CHAPTER 12. On the War-Path in Borneo.
The "Orang-utan" and the "Man of the Jungle" - Voyage to Sarawak - The Borneo Company, Limited - Kuching, a Picturesque Capital - Independence of Sarawak - I meet the Rajah and the Chief Officials - Etiquette of the Sarawak Court - The "Club" - The "Rangers" of Sarawak and their Trophies - Execution by means of the Long Kris - Degeneracy of the Land Dayaks - Ascent of the Rejang River - Mud Banks and Crocodiles - Dr. Hose at his Sarawak Home - The Fort at Sibu - Enormous length of Dayak Canoes - A Brush with Head-Hunters - Dayak Vengeance on Chinamen - First Impressions of the Sea Dayak, "picturesque and interesting" - A Head-Hunting raid, Dayaks attack the Punans - I accompany the Punitive Expedition - Voyage Upstream - A Clever "Bird Scare" - Houses on the top of Tree-stumps - The Kelamantans - Kanawit Village - The Fort at Kapit - Capture of a notorious Head-Hunting Chief - I inspect the "Heads" of the Victims - Cause of Head-Hunting - Savage Revenge of a Dayak Lover and its Sequel - Hose's stem Ultimatum - Accepted by the Head-Hunters - I return to Sibu - A Fatal Misconception.
I had spent about seven months in the forests of British North Borneo, going many days' journey into the heart of the country, had made fine natural-history collections and had come across a great deal of game, including elephant, rhinoceros, bear, and "tembadu" or wild cattle, huge wild pig and deer of three species being especially plentiful. But above all I had come across a great many "orang-utan" (Malay for "jungle-man") and had been able to study their habits. One of these great apes has the strength of eight men and possesses an extraordinary amount of vitality. One that I shot lived for nearly three hours with five soft-nosed Mauser bullets in its body.

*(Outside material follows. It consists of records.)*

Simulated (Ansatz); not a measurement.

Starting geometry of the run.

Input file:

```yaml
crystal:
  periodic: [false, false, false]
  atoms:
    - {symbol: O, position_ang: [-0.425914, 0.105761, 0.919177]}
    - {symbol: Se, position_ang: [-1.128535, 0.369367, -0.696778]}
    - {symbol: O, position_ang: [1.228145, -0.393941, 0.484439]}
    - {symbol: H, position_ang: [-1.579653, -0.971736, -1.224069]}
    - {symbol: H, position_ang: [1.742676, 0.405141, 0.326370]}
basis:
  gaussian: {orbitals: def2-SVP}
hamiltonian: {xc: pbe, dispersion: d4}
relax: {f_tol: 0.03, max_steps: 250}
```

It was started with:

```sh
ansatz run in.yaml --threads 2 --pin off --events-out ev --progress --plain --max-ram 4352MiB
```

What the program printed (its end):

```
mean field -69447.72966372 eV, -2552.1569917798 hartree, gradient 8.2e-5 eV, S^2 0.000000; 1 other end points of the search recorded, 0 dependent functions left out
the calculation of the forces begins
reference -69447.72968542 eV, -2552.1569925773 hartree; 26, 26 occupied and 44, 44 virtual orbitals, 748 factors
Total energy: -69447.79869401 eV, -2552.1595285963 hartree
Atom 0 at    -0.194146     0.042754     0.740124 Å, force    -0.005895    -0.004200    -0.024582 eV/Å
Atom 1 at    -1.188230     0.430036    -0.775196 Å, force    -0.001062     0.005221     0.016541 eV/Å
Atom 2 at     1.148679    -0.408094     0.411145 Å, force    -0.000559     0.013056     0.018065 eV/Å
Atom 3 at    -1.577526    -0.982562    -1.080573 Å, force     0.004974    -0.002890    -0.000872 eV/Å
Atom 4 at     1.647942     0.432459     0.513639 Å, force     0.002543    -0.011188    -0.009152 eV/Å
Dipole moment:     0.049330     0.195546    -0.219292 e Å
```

But I had not yet seen the REAL jungle-man in his native haunts - the head-hunting Dayak, as the Dayaks are rarely to be found in North Borneo, whereas the people on the Kinabatangan River (where I spent most of my time) were a sort of Malay termed "Orang Sungei" (River People). So, as I was anxious to see the real head-hunting Dayak, I determined to go to Sarawak, which is in quite a different part of Borneo. To do this, I had to return to Singapore, and thence, after a two days' voyage, I arrived at Kuching, the capital of Sarawak. Except for a Chinese towkay, I was the only saloon passenger, as strangers rarely visit this country.
Kuching is about twenty-five miles up the Sarawak River, and contains about thirty thousand inhabitants, chiefly Malays and Chinese, with about fifty Europeans, who are for the most part government officials or belong to the Borneo Company, Limited. This company is very wealthy and owns the only steamship line, plying between Singapore and Kuching. It has several gold mines and a great quantity of land planted to pepper, gambier, gutta percha and rubber. The Rajah will not allow any other company or private individual to buy lands or open up an estate, neither will he allow any traders in the country.
It would be difficult to imagine a more picturesque town than Kuching. It chiefly consists of substantial Chinese dwellings of brick and plaster, with beautiful tile-work of quaint figures, while temples glittering with gold peep out of thick, luxuriant, tropical growth. Two miles out of the city you can lose yourself in a dense tropical forest of the greatest beauty, and in the background is a chain of mountains, some of them of extraordinary shape. The reigning monarch or Rajah is an Englishman, Sir Charles Brooke, a nephew of Sir James Brooke, the first Rajah, who was an officer in the British Navy and who, after conquering Malay pirates, was made Rajah of the country by the grateful Dayaks.
Though Sarawak is supposed to be under British protection, and though all his officials are Britishers, Rajah Brooke considers his country independent and will not allow the Union Jack to be flown in his dominions. He possesses his own flag, a mixture of red, black and yellow, and his own national anthem; moreover his officials refer to him as the King, and to his son, the heir to the throne, as the "young King" (or "Rajah Muda").
Two days after my arrival, the Rajah left on his steam yacht for England, but the day before he left, he held a great reception at his "palace" (or "astana," as it is called in Malay). It was attended by all his officials, by high Malay chiefs and the chief Chinese merchants. The reins of government were formally handed over to his son, the Rajah Muda, after which champagne was passed round. The chief resident, Sir Percy Cunninghame, then introduced me to the Rajah. He is a fine-looking old man with a white moustache and white hair, and is greatly beloved by every one. He conversed with me for some time, and asked me many questions about the Chartered Company in British North Borneo. It was rather embarrassing for me, with every one silently and respectfully standing around listening to every word. He wished me success in my travels in the interior, and told his officials to do all in their power to help me. When you talk about the Rajah you say "His Highness," but when you address him, you simply say "Rajah" after every few words - "Yes, Rajah," or "No, Rajah." The native chiefs, I noticed, kissed the hands of both the Rajah and the Rajah Muda.
There is no hotel in Kuching, so I put up at the rather dilapidated government Rest-House, part of which I had to myself, the other half being occupied by two government officers. The club in Kuching seems a most popular institution with all the officials, and "gin pahits" (or "bitters") the popular drink of this part of the world; billiards and pool help to pass many a pleasant evening, the Rajah Muda often joining us at a game of black pool, like any ordinary mortal.